HOW PETROPHYSICS CAN CONTRIBUTE TO SEDIMENTOLOGICAL AND STRATIGRAPHICAL GROUND PENETRATING RADAR STUDIES

Over the last two decades ground penetrating radar (GPR) has emerged rapidly as a popular geophysical method for near-surface sedimentological and stratigraphical studies. GPR reflections are commonly triggered by changes in water content and associated variations in dielectric properties. Because water content is in part controlled by the sediment characteristics, GPR allows for imaging sedimentary features. Although the underlying theory of electromagnetic wave propagation and reflection is well established, for practical matters in the field there is a lack of quantitative understanding of physical relationships between sediment characteristics and dielectric properties.

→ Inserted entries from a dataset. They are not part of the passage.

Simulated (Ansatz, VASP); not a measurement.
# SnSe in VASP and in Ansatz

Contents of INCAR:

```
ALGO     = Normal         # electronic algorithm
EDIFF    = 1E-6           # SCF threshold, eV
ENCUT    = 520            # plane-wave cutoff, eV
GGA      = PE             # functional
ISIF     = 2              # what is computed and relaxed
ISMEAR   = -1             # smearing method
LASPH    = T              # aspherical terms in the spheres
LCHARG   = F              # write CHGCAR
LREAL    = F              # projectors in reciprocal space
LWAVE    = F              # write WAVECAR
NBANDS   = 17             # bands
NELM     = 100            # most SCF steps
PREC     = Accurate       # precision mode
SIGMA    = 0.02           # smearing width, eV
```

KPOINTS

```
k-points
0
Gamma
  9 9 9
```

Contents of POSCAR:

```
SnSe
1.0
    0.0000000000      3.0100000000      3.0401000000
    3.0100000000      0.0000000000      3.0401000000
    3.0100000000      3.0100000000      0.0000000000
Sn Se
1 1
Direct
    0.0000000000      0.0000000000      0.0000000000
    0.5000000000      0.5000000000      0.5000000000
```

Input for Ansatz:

Petrophysics is the study of physical properties of rocks. In the oil industry petrophysics-based models are often used for predicting seismic impedance or velocity values from core-plug porosity and material properties. In GPR studies one commonly deals with a 3-phase medium of solids, water, and air. For this situation, the petrophysical relationships between textural characteristics on one side and water retention characteristics and dielectric properties on the other side are of greatest importance. Measurements of textural characteristics can focus on grain size, porosity, diagenetic features and organic matter content. Both water content and dielectric properties can be measured directly or one can be derived from the other using Topp’s model or dielectric mixing models.

Several complementary methods of performing petrophysical measurements are useful in combination with GPR studies. The pore size distribution (PSD) of sediment controls the capillary forces and, thus, water content. In most cases the grain size can be used as a proxy for the PSD. Time domain reflectometry can be used to make detailed measurements of the dielectric properties, both in the field along vertical transects or in the laboratory. Hydraulic head measurements of undisturbed samples allow for the prediction of soil moisture induced variations in reflection strength. A number of modeling examples for diagenetic features, soil horizons, and sedimentary structures demonstrate how petrophysics can be used to improve understanding of ground penetrating radar reflections.